I was able to hook up my GPS and download my track from the Tour de Blast straight into the new version of Google Earth.
It shows not only the elevation, but the speed and angle. Here you can see we were doing 31 mph at mile 60 on a 7% down grade. Google Earth also allows me to play back the route as a tour! If only it could control the weather. Now I just need to geocode my photos!
My third trip to Mt. St. Helens for the Tour de Blast was the most challenging yet. I first did this event solo in 1998, and returned with my brother Neil in 2004. Luckily, I was well prepared this year and brought a great support crew. Some how, suffering is easier when done in good company!
Neil's daughter Emily was along to support. She gamely spent the day with the car at the high school, reading, running, and sleeping.
The weather forecast was not promising, but we forged ahead anyway. Brief clearings made us appreciate the scenery all that more.

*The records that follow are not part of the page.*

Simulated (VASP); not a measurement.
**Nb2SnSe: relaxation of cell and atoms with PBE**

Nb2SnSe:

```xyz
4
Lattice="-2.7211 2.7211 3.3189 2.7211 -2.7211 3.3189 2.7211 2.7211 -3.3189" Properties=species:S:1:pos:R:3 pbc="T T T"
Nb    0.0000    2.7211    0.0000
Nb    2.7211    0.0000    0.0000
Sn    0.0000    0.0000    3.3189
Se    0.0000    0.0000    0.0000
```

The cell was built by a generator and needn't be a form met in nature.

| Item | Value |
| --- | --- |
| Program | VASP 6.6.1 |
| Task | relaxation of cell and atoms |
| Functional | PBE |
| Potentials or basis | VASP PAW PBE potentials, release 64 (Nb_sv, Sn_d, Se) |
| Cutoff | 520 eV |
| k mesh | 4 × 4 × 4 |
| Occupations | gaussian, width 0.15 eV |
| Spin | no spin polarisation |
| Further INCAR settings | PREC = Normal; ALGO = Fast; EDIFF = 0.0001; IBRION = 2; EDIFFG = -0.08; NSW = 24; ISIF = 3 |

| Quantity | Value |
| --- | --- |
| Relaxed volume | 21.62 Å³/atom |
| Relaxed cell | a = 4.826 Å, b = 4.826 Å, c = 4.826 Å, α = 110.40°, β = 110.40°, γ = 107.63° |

The first major rest stop is at the top of a six mile climb at about the 4000 foot level. We hit fog and patches of rain and the temperature dropped significantly on the way. A long descent made it tough to stay warm before the next climb.
Crazy enjoys company. The Rotary Club, with lots of practice, puts on a well supported event. They had a tent with a fire to get warm and there was plenty of food. There was a bus running to collect those smart enough to retire. There were plenty of EMS on hand and they were using their ambulances as warming centers for about eight riders at a time. There was no cell phone coverage on the course, but they local volunteer ham operators for communication.
The crowds thinned out as we reach the top. I don't know how many were brave (or prepared) enough to go the distance, but I doubt it was more than 25%. Neil made use of a trash bag to help maintain his low-fat ultra-marathoning core temperatures above freezing on the long cold descents. I was a little more well insulated than on my last trip here by about 20 pounds despite having lost 15 training for this event!
We made a couple of friends along the way. On the climb to the top we met a Navy doctor from Bremerton who shared some war stories with Neil. The final 25 miles flew by as we met up with Andy, a fire fighter from Seattle who was wearing wool and riding a classic bike complete with leather bags. I did my best to stick in the draft as he and Neil powered on while chatting.
It wasn't pretty, but we made it: 82 miles with 6200 vertical feet of climbing. A warm shower and cup of hot chocolate awaited us at Neil's friends in Castle Rock.
I keep wondering why we do things like this. As we rolled in to one of the rest stops, the Rotary guy directing traffic commented, "I'm not sure why you guys are smiling". I think we do it for two reasons. First, to test our selves, and secondly to witness the wonder of mother nature. She made the test a bit harder this year, and reminded us how unpredictable she can be. It is certainly a crazy way to have fun.